Margie Gillis on her "Rewilding" and its Lincoln Center Premiere with the Paul Taylor American Modern Dance at David H. Koch Theater
Paul Taylor American Modern Dance at the David H. Koch Theater at Lincoln Center
October 29 to November 17
featuring the Paul Taylor Dance Company in a tribute to its founder, who died in 2018.
The engagement marks PTAMD’s first Lincoln Center Season under Artistic Director Michael Novak.
Highlights include 19 Taylor masterworks, and commissioned works created on PTDC by: Kyle Abraham (World Premiere) and Guest Resident Choreographers, Margie Gillis and Pam Tanowitz (Lincoln Center Premieres).
Margie Gillis' Rewilding will be danced on November 1, November 7th, and November 13th: For ticketing information, Click here.
Margie Gillis floats into the Upper Westside restaurant for our lunchtime interview and I’m reminded of Billy Burke’s entrance as “Glinda the Good Witch” into the Land of Oz. Glinda appears as a wondrous ball of energy arriving from somewhere up North. Gillis, whose glow precedes her, hails from Montreal (with dual citizenship in Canada and U.S., she reminds me). I think the analogy works.
For decades the international dance-going public has appreciated Gillis’ poetic, full-hearted performances. A pioneer choreographer/performer in the solo realm, she’s had an illustrious 46-year dancing career. But today we’re talking about the choreography she’s created for the Paul Taylor Dance Company, Rewilding.

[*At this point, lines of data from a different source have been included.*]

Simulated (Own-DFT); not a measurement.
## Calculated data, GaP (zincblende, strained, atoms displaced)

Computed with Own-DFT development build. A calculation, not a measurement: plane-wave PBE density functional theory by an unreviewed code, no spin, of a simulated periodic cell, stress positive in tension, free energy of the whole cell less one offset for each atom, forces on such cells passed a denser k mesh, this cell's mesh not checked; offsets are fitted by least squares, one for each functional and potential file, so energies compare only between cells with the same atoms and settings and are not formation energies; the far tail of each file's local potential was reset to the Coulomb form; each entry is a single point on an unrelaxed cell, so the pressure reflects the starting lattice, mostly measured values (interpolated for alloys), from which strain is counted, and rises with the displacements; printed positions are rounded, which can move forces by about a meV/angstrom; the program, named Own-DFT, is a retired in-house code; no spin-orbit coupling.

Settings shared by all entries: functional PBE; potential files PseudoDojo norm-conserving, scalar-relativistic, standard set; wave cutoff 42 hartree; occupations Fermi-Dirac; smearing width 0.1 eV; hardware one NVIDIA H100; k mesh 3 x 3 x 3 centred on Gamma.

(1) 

Gillis has had a special relationship with the Taylor Company ever since her brother Chris joined the group in 1976. (Christopher Gillis, a brilliant Taylor dancer, died in 1993 of complications from AIDS—a tragic loss for the dance world.)
Gillis remembers:
“When Chris first got in the company, I also moved to New York to study, with a grant from the Canada Council. Chris would come home at night and do everything he’d learned that day for me. He’d say, ‘Do you believe it? I am so exhausted, I can’t even think straight.’ Then he would do the movement all over again. And again.
I asked to watch rehearsal one day. It was Cloven Kingdom, and Chris put me back-against-the-wall in that old, little grungy studio on Broadway. As I sat there watching Paul choreograph, I was overwhelmed. I started falling forward until I ended up sitting right next to Paul’s chair watching everything. What I didn’t realize then, was that that was the place reserved for pet dogs.
At the end of the rehearsal, Paul looked down at me and said, ‘so you’re the little sister.’ And it stuck. I may be 66 now, but I’m still the little sister.
Before he died, Paul asked me to create something for the company. I was the last person he asked, which was touching to me.”
Gillis is excited about seeing her work in Lincoln Center’s vast space. In June of this year, when the dance debuted, at Manhattan School of Music, some of the 17 dancers in the company had to take their bows in the wings: there simply wasn’t enough room.
But more than the luxurious space, it’s the current crop of Taylor artists that she raves about, calling them, “brave dancers, pouring themselves into work."
“In the company that Chris got into," says Gillis, “absolutely every body type was different and that was thrilling for me to watch. I took that as a real crystal. I love it that the company now is starting to look really varied again.”
And, according to Gillis, they are not afraid to show vulnerability and throw themselves into a way of rehearsing completely different from Taylor’s. Where Taylor was explicit, requiring the dancers to perform steps exactly as taught, Gillis guides the company to “... a wilder way” in her work.
She asks the artists to embrace all the vocabulary that’s lived in their bodies through their years of working with Taylor. Then, combined with her round, lush movement and pointed improvisations, they must take it out for an adventure. So, she says, “it becomes rivers, and streams, and fields, and people searching.”
In other words, Taylor all over, mixed with Gillis, the dancers, and the untamed world. It's a new approach to the legacy of Taylor, a foray towards a new understanding.
Ever since she was a young artist, Margie Gillis has been exploring. She investigates movement and creates rituals of improvisation to discover the natural architecture, the inherent geometry of a work. She looks for the organic path that a dance needs to take.
“You never get bored, do you?” I ask.
“I am not bored. If anything... I'm always thinking. There’s always some plan or methodology that I’m eager to test, shape, or see how it moves in dance—how it can transform. Looking at ways to express things that are honest and vulnerable…How do we work in a manner that engages spirt, emotion, intellect and corporal intellect, body wisdom?"
"You have a passion… this idea pushing up … and suddenly, like a plant, it pushes out in the world and grows out into its manifestation. Then off it goes.”